Amsterdam offers up a curious juxtaposition: on one hand, there is contemporary design and a thriving creative industry. On the other, of course, the tawdry delights.
Judging from the packs of British stags roving the red light district and the bleary-eyed students stuffing their faces with stroopwafels, the latter may have taken centre stage where tourists are concerned. But a fifteen-minute amble away from the city’s central train station reveals an altogether different world: quaint canals, 17th century coach houses, lovely Dutch people riding their bikes past windows filled with tasteful modern furniture. This, naturally, is the bit of Amsterdam where the new serviced offices designed by Sevil Peach can be found.
It’s important to set the scene because the picturesque Herengracht canal, home to Spaces – the first venture for young entrepreneurs Frederique Keuning and Martijn Roordink – is integral to the success of the project. This is not a dowdy Regus Business Centre plonked in a commercial estate on the outskirts of town. It is stylish office space in the heart of the most desirable section of Amsterdam – a long needed shift in the serviced offices concept, which generally leaves much to be desired.
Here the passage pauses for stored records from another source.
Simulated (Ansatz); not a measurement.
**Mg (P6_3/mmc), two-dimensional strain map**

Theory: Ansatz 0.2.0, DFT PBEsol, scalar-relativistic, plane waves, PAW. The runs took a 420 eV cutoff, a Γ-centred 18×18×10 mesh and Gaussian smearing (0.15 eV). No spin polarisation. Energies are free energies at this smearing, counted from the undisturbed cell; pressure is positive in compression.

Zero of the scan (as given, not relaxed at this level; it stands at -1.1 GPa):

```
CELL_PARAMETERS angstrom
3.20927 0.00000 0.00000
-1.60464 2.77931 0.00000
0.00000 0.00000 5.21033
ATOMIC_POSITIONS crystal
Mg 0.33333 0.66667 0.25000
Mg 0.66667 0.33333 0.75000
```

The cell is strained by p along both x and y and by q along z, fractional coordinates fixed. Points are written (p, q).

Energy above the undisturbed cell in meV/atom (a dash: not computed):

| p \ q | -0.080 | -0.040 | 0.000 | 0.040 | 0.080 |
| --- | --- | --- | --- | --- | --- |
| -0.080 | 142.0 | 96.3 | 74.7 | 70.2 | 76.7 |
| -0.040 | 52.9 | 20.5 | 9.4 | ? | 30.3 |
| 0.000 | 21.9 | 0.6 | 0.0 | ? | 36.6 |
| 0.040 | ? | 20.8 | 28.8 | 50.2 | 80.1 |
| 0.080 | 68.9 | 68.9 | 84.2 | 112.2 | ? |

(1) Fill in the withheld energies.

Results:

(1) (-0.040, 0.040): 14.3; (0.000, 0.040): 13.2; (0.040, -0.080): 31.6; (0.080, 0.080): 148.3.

Previously the headquarters for Amsterdam’s social services department, the 1960s building was originally designed as a five-storey structure wrapping around a central void, which Peach had to rework to maximise space. “It was unbelievably dreary,” she says.
To start, a glazed roof was added to the top of the void, creating a sunny atrium for a new café, reception and a series of informal meeting areas on the ground floor. This communal space, decked out with a scrummy array of furniture and fixtures from the likes of Tom Dixon, Artek, Vitra and Modus, is the buzzing social hub of the building and is what sets the operation apart from other serviced offices.
The important thing for the client was that Spaces provide a clubby atmosphere – inviting not just to creative media types but also to real estate advisors, financial groups and law firms, all of who have let space in the building since it opened in October of last year.
It required a strong brand identity, but equally, it needed to be inspiring for the range of start up businesses and freelancers it would house.
“I don’t think anyone has done serviced offices like this before, which is actually a pleasant space to be. They’re usually very corporate, anonymous, transient spaces,” says Peach.
A ground floor extension at the back of the building holds a ‘club room’, which can be used by tenants or rented out by outside companies for events – and further on are a number of distinct meeting rooms adjacent to a timber garden courtyard.
“Putting in the inner courtyard, meant there was a loss of square metres, but the effect it has on the spirit of the place is actually quite important,” says Peach. “The courtyard allows all the rooms to have natural daylight.”
It’s evident that a concern for ‘the spirit of the place’ also guided Peach to use blasts of vibrant colour and top-of-the-line furnishings, install skylights and ensure that each room and transitional space has a personality that transcends the minimum requirements. Essentially, she set out to highlight the pleasure and fun of work, which has resulted in spaces that are a bit more human and that tenants happily show off to clients.
Circulation was a consideration on the office floors, by adding timber balconies along one side of the atrium, each storey has the potential to be let to three different tenants. The oak balustrades also seem to be a prime spot to stop and take in a view of the activity below. “We had to make them high in case the traders decided to jump,” jokes Peach. “No but really, our contribution has been the look and feel of the place but also good use of space to enable the maximum lettable square metres for the client.”
Each floor has a central drinks point overlooking the atrium. All of which have been left fairly neutral so that companies can easily put their stamp on things. Exposed services and painted concrete mean that the overall effect is pretty raw, though this seems to chime with the majority of tenants. The only group to install suspended ceilings in their office is a law firm who, tellingly, also have fake plants and crystal chandeliers. “They want to be in a place that is kind of laid back and looks a certain way,” says Peach, pointing down to the common space, “but when it comes to their own office, they may not be able to continue with that expression.”
The clients are happy with the result – and so are current and potential tenants by the looks of the fifty plus waiting list to get into the building.
“That diversity was part of the idea,” says Keuning, “for everybody to fit their spaces out themselves and form their own identities. It’s a bit of a puzzle to fit everybody in, but we really love the atmosphere that has been created.”